Science|Business reporting

Global R&D investment by companies in Europe will grow by 5 per cent per year from 2011 to 2013, but most of this will be spent outside the EU 

The top R&D investing companies based in the EU expect their global research and development spending to grow by 5 per cent per annum from 2011 to 2013. This is more than double last year’s expectations, and represents a significant upturn from the 2.6 per cent cuts in R&D spending by the same companies in 2009.

But most of this increase will go outside the EU, with the largest rise in R&D investment foreseen for China, with 25 per cent growth. Japan will see an increase of 17 per cent, while in European countries outside the EU R&D investment will rise by 8 per cent. R&D investment in India will also rise by 8 per cent, and in the US and Canada 5 per cent.

Meanwhile investment inside the EU is expected to grow 3 per cent a year over the next three years.

In terms of hard cash, R&D investment will increase by €2.2 billion over the next three years in the EU, and by €2.7 billion outside the EU, according to the annual survey carried out by the EU Joint Research Centre’s Institute for Prospective and Technological Studies.

This sixth EU Survey on R&D Investment Business Trends, published earlier this month, includes responses from 205 companies. Taken together, these 205 companies are responsible for R&D investment worth almost €40 billion, constituting around 30 per cent of the total R&D investment by the 1,000 companies that feature on the EU’s Innovation Scoreboard.

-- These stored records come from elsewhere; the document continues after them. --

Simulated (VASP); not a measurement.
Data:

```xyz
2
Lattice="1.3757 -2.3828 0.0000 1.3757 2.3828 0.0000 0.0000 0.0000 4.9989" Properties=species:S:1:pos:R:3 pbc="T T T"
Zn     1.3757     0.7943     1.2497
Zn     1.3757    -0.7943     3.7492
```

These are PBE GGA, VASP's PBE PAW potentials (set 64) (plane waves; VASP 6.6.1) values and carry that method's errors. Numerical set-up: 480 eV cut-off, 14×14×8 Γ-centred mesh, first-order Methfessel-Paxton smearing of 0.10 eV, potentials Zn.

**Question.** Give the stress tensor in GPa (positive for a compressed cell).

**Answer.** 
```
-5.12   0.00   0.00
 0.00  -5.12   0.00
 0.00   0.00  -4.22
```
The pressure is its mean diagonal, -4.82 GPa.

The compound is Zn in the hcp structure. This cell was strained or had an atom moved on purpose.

Although the rate of growth is lower in the EU than in other regions, the companies surveyed locate 75 per cent of their overall R&D investments in the EU.

Máire Geoghegan-Quinn, Commissioner for Research, Innovation and Science, said the survey provides positive economic news and grounds for cautious medium-term optimism. “But if we are to achieve our Europe 2020 targets, including getting R&D investment in the EU up to 3 per cent of GDP, we will need these forecast investments for 2011-13 to be delivered in practice,” she said.

There will also need to be further increases in the rate of growth of private R&D investment in subsequent years, both by the large companies in the survey, and by SMEs.

The trend to increase spending outside the EU was also evident in three out of four previous surveys. The report says this shows EU-based companies want to benefit from the growth in emerging economies while still retaining a strong overall focus on the EU.

The leading factors highlighted as having a positive effect on innovation are the availability of qualified personnel and of public support such as grants and fiscal incentives. The opportunity to collaborate with academic partners was also seen as important.

As ever, one of the main negative factors across all sectors, is the cost of obtaining and protecting intellectual property rights.